This post, originally published at the 2020 SIGCOMM Education Workshop, reports on our experiences and progress to date in developing the open source version of Computer Networks. We also offer some thoughts on future directions for networking texts, which are likely applicable to many other technical fields .
5G and the End-to-End Argument
One of the most surprising things I learned while writing the 5G Book with Oguz Sunay is how the cellular network’s history, starting 40+ years ago, parallels that of the Internet. And while from an Internet-centric perspective the cellular network is just one of many possible access network technologies, the cellular network in fact shares many of the “global connectivity” design goals of the Internet. That is, the cellular network makes it possible for a cell phone user in New York to call a cell phone in Tokyo, then fly to Paris and do the same thing again. In short, the 3GPP standard federates independently operated and locally deployed Radio Access Networks (RAN) into a single logical RAN with global reach, much as the Internet federated existing packet-switched networks into a single global network.
For many years, the dominant use case for the cellular network has been access to cloud services. With 5G expected to connect everything from home appliances to industrial robots to self-driving cars, the cellular network will be less-and-less about humans making voice calls and increasingly about interconnecting swarms of autonomous devices working on behalf of those humans to the cloud. This raises the question: Are there artifacts or design decisions in the 3GPP-defined 5G architecture working at cross-purposes with the Internet architecture?
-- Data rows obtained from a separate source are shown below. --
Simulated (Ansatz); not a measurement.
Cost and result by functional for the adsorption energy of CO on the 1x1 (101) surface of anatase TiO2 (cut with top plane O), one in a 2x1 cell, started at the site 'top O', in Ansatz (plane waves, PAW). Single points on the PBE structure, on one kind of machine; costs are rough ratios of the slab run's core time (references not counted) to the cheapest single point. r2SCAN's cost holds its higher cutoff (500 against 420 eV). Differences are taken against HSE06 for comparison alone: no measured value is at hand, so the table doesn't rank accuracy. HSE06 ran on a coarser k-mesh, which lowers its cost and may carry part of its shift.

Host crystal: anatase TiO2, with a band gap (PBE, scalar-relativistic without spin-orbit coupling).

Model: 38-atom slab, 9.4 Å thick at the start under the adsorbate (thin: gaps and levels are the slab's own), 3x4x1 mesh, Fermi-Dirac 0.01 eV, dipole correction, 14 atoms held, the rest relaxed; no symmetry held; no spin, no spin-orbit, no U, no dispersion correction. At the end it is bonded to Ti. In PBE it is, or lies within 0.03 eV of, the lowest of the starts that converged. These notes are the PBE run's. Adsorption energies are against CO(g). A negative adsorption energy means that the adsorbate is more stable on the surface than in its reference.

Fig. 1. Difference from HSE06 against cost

Another way to frame this question is: How might we use the end-to-end argument—which is foundational to the Internet’s architecture—to drive the evolution of the cellular network? In answering this question, two issues jump out at me, identity management and session management, both of which are related to how devices connect to (and move throughout) the RAN.
The 5G architecture leverages the fact that each device has an operator-provided SIM card, which uniquely identifies the subscriber with a 15-digit International Mobile Subscriber Identity (IMSI). The SIM card also specifies the radio parameters (e.g., frequency band) needed to communicate with that operator’s Base Stations, and includes a secret key that the device uses to authenticate itself to the network. The IMSI is a globally unique id and plays a central role in devices being mobile across the RAN, so in that sense it plays the same role as an IP address in the Internet architecture. But if you instead equate the 5G network with a layer 2 network technology, then the IMSI is effectively the device’s “ethernet address.”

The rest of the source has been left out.